That list should certainly give some pause for thought, particularly the bolded example. Given the fairly-well-established gender gap in economics (see yesterday's post, and the long list of links at the end of it, for example), how plausible are these results? What about for mathematics and engineering?
Taking a step back, the results say that women are advantaged relative to men in those nine subject areas (and the odds ratios for all nine subjects are statistically significant), controlling for age and research performance. You could still observe an unconditional difference in the proportion of women who are part of the professoriate in those subjects, if women in those subjects are disproportionately younger and/or have lower research performance than men. I don't know about mathematics or engineering, but that could possibly be the case for economics. As I noted in this 2017 post:
The top 25% ranking for New Zealand economists can be found here. Of the 66 economists in that list, only five (that's 7.6% for those of you keeping score) are women (#26 Suzi Kerr; #44 Trinh Le; #58 Anna Strutt; #59 Rhema Vaithianathan; and #61 Hatice Ozer-Balli).
Updating that list as of today, there are 74 economists in the New Zealand top 25% ranking, of which only seven are women (#25 Suzi Kerr; #43 Trinh Le; #53 Hatice Ozer Balli; #66 Gail Pacheco; #68 Anna Strutt; #70 Susan Olivia; and #73 Asha Sundaram). That's still less than 10 percent women - economics is not exactly covering itself in gender-equality glory in terms of research performance (although I would be remiss if I didn't point out that two of the seven are at Waikato, and one of the others is a Waikato PhD graduate). At least there are a few new female economists' names appearing in the list.

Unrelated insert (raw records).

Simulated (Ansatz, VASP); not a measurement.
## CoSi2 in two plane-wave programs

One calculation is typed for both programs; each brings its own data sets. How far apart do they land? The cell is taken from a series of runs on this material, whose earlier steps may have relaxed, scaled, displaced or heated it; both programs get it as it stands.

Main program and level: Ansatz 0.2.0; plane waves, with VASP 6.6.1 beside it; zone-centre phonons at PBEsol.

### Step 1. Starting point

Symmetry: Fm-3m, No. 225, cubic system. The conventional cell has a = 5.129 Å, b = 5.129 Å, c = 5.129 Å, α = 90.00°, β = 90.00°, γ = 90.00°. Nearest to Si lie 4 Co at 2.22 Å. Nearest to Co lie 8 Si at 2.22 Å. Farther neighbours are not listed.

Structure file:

So, research performance among New Zealand women economists is much lower than for men. However, they don't appear to be disproportionately high in academic rank. Of the seven women in that top 25% list, Suzi Kerr and Trinh Le are at Motu (so not in Brower and James' dataset), Gail Pacheco and Anna Strutt are Professors, and Hatice Ozer Balli is an Associate Professor. Susan Olivia and Asha Sundaram are both Senior Lecturers. The proportion of men in the top 25% list who are Professors or Associate Professors seems to be much higher than for women. It beats me how economics ends up such an outlier in Brower and James' analysis. If anything, I would have expected economics to be an outlier in the other direction.
Finally, Brower and James conclude with:
Taken singly, the internal logic of each hiring or promotion decision might cohere. But taken together, they reveal a strong pattern in which a man’s odds of being ranked associate or full professor are more than double those of a woman with equivalent recent research score and age.
Except for some pretty surprising outliers.